Tuesday, July 05, 2005

Animal Kingdom

Well, well, where has the day gone? I must’ve missed it as I was slumbering on my couch half the day. I crashed after work. My energy fades quickly. Still have a dirty house. Oh well, damn. Tomorrow is definitely going to be clean up day (I say that every day, don’t I).

My mom called right after I got home from work. There has been a tragedy in our family. My brother has had the same 2 fish for at least 5 years. He loves them, treats them like dogs or something. He takes them to a fish doctor when they are sick. I’ve never known anyone to love a frickin fish so much. Anyway, today their tank got too hot and they went belly-up. My brother, God bless his sweet soul, is ultra-sensitive…much like his older sister. He has cried all day long. I couldn’t call him because if he cries, I bawl….so I haven’t been able to express my sympathy yet. Poor guy, he had a pet chicken this summer…a little black chicken that he rescued on my dad’s farm. He toted the little thing with him around everywhere….then he started sleeping with it. He could call the chicken and it would come running to him. It thought he was its mother or something. Anyway, my brother rolled over on the chicken one night and killed it. He cried for a week….and he had only had the chicken about a month. So, this fish thing is going to be brutal. His heart is even bigger than his football playing body. I really feel bad for the little ass….he will always be a little ass to me, I don’t care that he could bench press me 9,000 times. I have to quit thinking about it…it’ll make me cry just knowing that he’s so sad.

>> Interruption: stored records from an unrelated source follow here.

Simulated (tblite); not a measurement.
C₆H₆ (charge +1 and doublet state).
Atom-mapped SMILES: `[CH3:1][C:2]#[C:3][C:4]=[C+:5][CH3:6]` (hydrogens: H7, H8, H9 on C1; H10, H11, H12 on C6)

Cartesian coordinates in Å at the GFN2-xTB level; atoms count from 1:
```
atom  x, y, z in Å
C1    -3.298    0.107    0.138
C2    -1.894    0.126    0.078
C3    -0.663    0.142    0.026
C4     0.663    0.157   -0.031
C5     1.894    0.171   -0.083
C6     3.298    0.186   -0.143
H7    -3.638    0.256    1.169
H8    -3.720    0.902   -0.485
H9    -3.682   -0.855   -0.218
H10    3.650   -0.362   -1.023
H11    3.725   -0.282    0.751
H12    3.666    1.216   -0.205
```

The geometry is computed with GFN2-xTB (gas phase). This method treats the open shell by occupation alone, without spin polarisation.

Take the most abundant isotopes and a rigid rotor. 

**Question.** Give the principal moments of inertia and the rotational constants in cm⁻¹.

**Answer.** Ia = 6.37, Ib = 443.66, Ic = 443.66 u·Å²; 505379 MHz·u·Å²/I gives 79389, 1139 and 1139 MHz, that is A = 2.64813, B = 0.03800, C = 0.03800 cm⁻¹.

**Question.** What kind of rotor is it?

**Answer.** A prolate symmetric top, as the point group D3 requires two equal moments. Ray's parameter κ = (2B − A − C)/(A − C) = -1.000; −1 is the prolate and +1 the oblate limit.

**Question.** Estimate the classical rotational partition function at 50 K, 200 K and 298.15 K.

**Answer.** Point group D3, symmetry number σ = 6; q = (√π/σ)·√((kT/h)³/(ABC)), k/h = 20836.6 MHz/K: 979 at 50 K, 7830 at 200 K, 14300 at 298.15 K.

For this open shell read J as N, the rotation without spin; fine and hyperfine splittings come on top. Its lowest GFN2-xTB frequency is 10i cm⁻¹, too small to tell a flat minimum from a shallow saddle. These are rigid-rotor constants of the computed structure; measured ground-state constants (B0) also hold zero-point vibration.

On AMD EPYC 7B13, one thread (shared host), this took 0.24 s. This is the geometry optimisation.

D. called tonight and wants me to go with him Friday to take his personal trainer certification test…that might be a cool outing. I think he’s coming over Thursday night to see my house (see, tomorrow has to be clean-up day). Don’t worry though (you worriers know who you are), having gnarly scars on your legs (and burns at this moment) really aids in abstinence. Poor guy. I’m really starting to think that he likes me…which is an enormous occasion since I have the self esteem of a rock.…a small rock….a pebble if you will. It’s hard for me to believe that someone really wants to hang out with me. He’s called every day since he got my number…so apparently he likes talking to me too. This is strange….very very strange….its kinda cool tho. The only major issue that I have not divulged at this point is thre cutting/burning thing….thats a biggie….that wont come out for a while.

I woke up at about 8 & then got out of the house for a while…did my Books-A-Million/Starbucks routine. I’m having a bit of an emotional overload today for some reason…not sure what that deal is. Its one of those nights where you have to be careful what you watch on tv because you may end up bawling on the couch with your dog for 10 hours.

Speaking of dogs – Marley has gotten really skinny. I hope its just because its hot and she doesn’t want to eat or something. I’m alittle worried about her. I cant feel her ribs or anything, but shes getting REALLY skinny. I hope I am feeding her enough…sometimes I worry about my ability to be a good mother. I feel like I neglect her a lot when I am going through a depression. She can tell when Im depressed…shes much more calm and she licks me a lot. Sometimes I feel like I can hardly take care of myself and that its an injustice that she got me as a human. Sometimes I think about letting my mom have her because she'd take better care of her. I really suck at being a mom. Shes the best dog. I got her some new dog food…I hope she’ll like it and eat more.

I’m off to watch Law & Order re-runs. Its an addiction.

1 Comments:

Blogger Steve said...

It's so great to read your blog. I am not here enough as I should be but it is nice to see a smile through your words. Great poem by the way!